I own a small web dev shop, and in our down time, I plan on having my guys work on a game (I will be paying them anyway, right?). A few buddies and I started talking about this game, and have been going through the motions of talking/designing it out.

Only problem we are at an impasse, and can't seem to get passed it. The vote is at 50/50%. Compromising hasn't worked.

I have though about just making an executive decision since I am funding the development/design of the game, but I don't want to lose my friends support for the game, and their other opinions.

I don't know what to do.

  • 3
    \$\begingroup\$ If half want to go one way, and half the other way, why not let them go their separate ways? Develop two prototypes and if the team is still split by then, the prototypes will help everyone decide which way is best. It might not even get to that stage, especially if you encourage the devs to work on either or both. \$\endgroup\$
    – MatthewD
    Commented Oct 15, 2010 at 23:25

3 Answers 3


Building games by committee is a bad idea, you end up with all the ideas watered down or not implemented correctly.

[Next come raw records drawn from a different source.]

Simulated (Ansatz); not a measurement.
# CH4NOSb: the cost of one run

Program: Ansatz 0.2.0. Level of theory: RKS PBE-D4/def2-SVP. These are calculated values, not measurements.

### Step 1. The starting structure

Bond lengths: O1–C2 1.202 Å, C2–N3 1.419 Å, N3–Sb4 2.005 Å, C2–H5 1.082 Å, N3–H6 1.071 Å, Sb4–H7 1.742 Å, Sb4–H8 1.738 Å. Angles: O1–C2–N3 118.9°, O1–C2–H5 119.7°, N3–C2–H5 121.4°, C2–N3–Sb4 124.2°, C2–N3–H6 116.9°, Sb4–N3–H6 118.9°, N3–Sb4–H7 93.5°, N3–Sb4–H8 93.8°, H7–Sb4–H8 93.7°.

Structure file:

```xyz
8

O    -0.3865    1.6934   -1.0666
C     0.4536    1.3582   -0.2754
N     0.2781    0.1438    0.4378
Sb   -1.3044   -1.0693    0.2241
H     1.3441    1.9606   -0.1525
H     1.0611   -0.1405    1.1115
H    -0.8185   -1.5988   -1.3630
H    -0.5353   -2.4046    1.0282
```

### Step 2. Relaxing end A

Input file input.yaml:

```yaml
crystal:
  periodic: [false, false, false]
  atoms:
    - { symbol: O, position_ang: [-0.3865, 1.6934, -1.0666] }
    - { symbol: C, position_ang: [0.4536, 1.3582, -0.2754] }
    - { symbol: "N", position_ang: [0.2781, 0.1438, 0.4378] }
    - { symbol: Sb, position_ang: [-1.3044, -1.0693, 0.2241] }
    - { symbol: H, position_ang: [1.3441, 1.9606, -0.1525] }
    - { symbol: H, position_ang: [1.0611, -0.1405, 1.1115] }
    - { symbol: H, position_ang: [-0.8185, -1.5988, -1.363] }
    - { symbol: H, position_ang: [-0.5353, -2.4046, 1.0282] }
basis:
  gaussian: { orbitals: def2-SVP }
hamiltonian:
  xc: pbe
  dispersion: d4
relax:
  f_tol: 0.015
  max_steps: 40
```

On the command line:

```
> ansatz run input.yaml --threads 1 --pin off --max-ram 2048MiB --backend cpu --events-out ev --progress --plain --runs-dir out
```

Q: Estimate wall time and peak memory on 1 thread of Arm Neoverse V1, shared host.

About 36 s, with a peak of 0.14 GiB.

From the beginning you should have put yourself in the "Lead Designer" position, but now I think it could be a bit late for that.

You should start by having them work on some different 1 or 2 day prototypes to get some of the base gameplay down and then go from there. A lot of ideas that sound bad or too complicated on paper are actually really fun.

Have each group break off and make a small prototype to test the ideas. Then you have something tangeable to compare, instead of most likely poorly communicated ideas.

  • 2
    \$\begingroup\$ In university I was forced to work in teams with up to seven people, and do commitee style stuff. \$\endgroup\$
    – speeder
    Commented Oct 11, 2010 at 21:46
  • 3
    \$\begingroup\$ The result is lots of conflicts, crap game, and lost friends. Even if they whine, it is much better to assign each person a leadership role in something they can lead. In my last project, we only managed to stop conflicts after nominating someone as art director, since this was the major reason for conflict, and since I was the programmer, I plainly would override other people decisions in game design when I felt the need to. But the commitee decisions were still clear to the teachers, and we lost 20% of our grade for that. \$\endgroup\$
    – speeder
    Commented Oct 11, 2010 at 21:48

Really depends on how central this issue is to the gameplay and how quickly you can get the two options up and running.

Big Central Issue

If you are talking something central, like half the team wants to make an FPS and the other half an RTS then there are no easy solutions. Look at the space you are going to be releasing the game in (web/phone/...) and go with the one that's more commercially viable if you plan on selling it.

Easy to prototype issue

If the problem is small and can be easily prototyped you can at least try both versions out. Unfortunately if there isn't a very clear winner in the prototyping it will suffer from confirmation bias and both sides will still think their side is right.

Avoiding in the future

You need to get out of the design by committee mindset, as mentioned by AttackingHobo, it's not conducive to making quick or coherent decisions. Unfortunately if no one of the team has experience making games it can be difficult to get everyone to follow one person since everyone thinks they can be a designer.

While you are learning the game development process I would suggest looking at other games similar to what you want to make for a lot of solutions. While you don't want to just make a carbon copy of an existing title you only need 1 solid new feature to differentiate your game. Outside of that core feature just copy what the market leader for your genre is doing. You'll learn a lot about what they are doing right and it's easy to justify a design decision by pointing at a successful title and saying we are doing it just like that.


Game design is an empirical science. Not even the world's best designers can design in their head. Slap together a prototype and try it out. In about five minutes of playing the game, you'll be able to tell if the idea works or not.